U.S. President Donald Trump has reportedly agreed with Turkish President Tayyip Erdoğan over setting up a study group to examine Russian S-400 missiles’ interferences with the F-35 jets. This news has sparked a certain optimism in Ankara among government circles about a possible call by Trump to save Turkey from possible sanctions. Yet, a June 4 statement by Erdoğan saying that there would be no turning back from the deal with Russian President Vladimir Putin indicates that there isn’t much advance on the ground.
The Bloomberg news after the two leader’s’ telephone conversation on May 29 was seen as an indicator of the strong bond between Trump and Erdoğan which could circumvent a bi-partisan Congress call to stop the delivery of F-35s, which Turkey is a co-producer of, should Turkey not cancel the S-400 deal with Russia. U.S. officials claim the Russian system with its artificial intelligence capacity could “learn” the stealth secrets of the F-35s, and in this way, put the U.S. and NATO defenses in jeopardy. Turkish officials on the other hand claim that the two systems are already in use through Norwegian F-35s in the Baltic and the Israeli ones in Syria, therefore, a joint study group could decide on the risks to be avoided in order not to harm the NATO defense.

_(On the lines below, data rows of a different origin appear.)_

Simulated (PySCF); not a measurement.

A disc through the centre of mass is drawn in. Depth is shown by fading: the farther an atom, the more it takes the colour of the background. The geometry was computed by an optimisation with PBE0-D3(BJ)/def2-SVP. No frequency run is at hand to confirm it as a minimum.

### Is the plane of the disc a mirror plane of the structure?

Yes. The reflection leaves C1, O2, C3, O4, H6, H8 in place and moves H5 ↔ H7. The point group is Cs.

That was the logic behind Turkey’s proposal to set up a study group in order to find out the details about using these two superior weapon systems together. It was first suggested by Turkish Foreign Minister Mevlüt Çavuşoğlu to the U.S. Secretary of State Mike Pompeo two months ago and then repeated by Erdoğan to Trump as well as NATO Secretary General Jens Stoltenberg.
Turkish national NASA employee Serkan Gölge’s release from jail, where he was kept for nearly three years because of alleged links with the Pennsylvania resident Islamist preacher Fethullah Gülen, who is accused of masterminding the 2016 coup attempt in Turkey was one of the issues leading up to the May 29 telephone conversation between Trump and Erdoğan. During this call, the S-400 study group was also discussed. Another factor was a May 27 TV interview with Turkish Defense Minister Hulusi Akar, who said that the delivery of the S-400s could be “delayed” but that a U.S. decision to stop the delivery of the F-35s might cause Turkey to “set up its own world”. The latter, of course, was an implication concerning its alliance with NATO and the U.S. Earlier, Akar had said that Turkey was taking precautions against the possibility of CAATSA sanctions.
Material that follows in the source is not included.